“The baby emerged from Bea the color of a bruise.”
This novel was nominated for the Booker Prize a few years ago, and ever since Americans have been a more regular part of the nomination process, something I have mostly negative feelings about (there’s already plenty of American literature prizes, and I like following the nominations of book prizes for book recommendations), I have been more and more curious about the books that end up nominated. Some are also big in the US like Paul Beatty’s The Sellout and George Saunders’s Lincoln in the Bardo (both of which won), but then there are more confusing or less clear nominees.
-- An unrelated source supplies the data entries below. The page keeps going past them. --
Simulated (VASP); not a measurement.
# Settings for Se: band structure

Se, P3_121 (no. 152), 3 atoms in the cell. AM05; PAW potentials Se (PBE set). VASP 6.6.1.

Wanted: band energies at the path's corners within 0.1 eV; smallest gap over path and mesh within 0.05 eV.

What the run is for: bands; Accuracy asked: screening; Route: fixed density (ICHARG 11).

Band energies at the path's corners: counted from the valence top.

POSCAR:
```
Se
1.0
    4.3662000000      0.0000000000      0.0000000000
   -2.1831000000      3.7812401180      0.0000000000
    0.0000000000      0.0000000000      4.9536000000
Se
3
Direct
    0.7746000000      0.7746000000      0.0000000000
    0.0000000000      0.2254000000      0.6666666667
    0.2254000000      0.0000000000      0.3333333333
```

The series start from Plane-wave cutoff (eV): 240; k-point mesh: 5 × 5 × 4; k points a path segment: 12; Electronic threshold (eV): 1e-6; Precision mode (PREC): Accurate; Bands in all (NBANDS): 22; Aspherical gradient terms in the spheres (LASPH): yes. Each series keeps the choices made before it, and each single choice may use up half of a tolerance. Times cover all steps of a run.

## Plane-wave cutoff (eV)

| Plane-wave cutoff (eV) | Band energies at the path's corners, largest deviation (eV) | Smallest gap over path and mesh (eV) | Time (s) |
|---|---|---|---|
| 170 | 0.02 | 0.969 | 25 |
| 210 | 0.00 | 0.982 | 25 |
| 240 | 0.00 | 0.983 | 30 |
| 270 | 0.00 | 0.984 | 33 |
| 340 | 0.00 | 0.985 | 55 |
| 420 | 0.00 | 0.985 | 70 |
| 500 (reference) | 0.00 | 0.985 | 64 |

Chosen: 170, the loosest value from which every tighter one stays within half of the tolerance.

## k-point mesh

The novel itself takes places some time in the future, but because of the setting (the far flung wilderness) and the characters (atavistic survivalists) the exact date is less clear. We begin with the birth described above, which ends up in a stillbirth. Bea is one of the women in the survival group and has chosen to become involved because her surviving daughter Agnes was becoming sicker and sicker from a mysterious illness while living in the city. They joined the group, who with government permission have been part of an experiment about human survival in the wilderness, a natural space that is seemingly more closed off and more strictly protected in this future world. The general rules is that they must have minimal impact on the surroundings, no permanent dwellings or stomping grounds (no stomping at all), and must be on a kind of parole relationship with the forest rangers. A constant event in the book is the forest rangers exercising what feels like a randomly and ill-defined amount of power against them. As Agnes grows up and grows healthier, her world becomes the wilderness, and especially when Bea returns to the city for an emergency, more independent. As the novel progresses, this growing gulf between the mother that took her afield for health and the daughter who is inhabiting almost a new mode of being becomes starker as the situation around them grows more intense and dangerous.
At times I think this book is really interesting, but at other times, it also feels oddly anemic (like its characters). It hover in the space between symbolism and prediction a little precariously, but doesn’t quite nail either.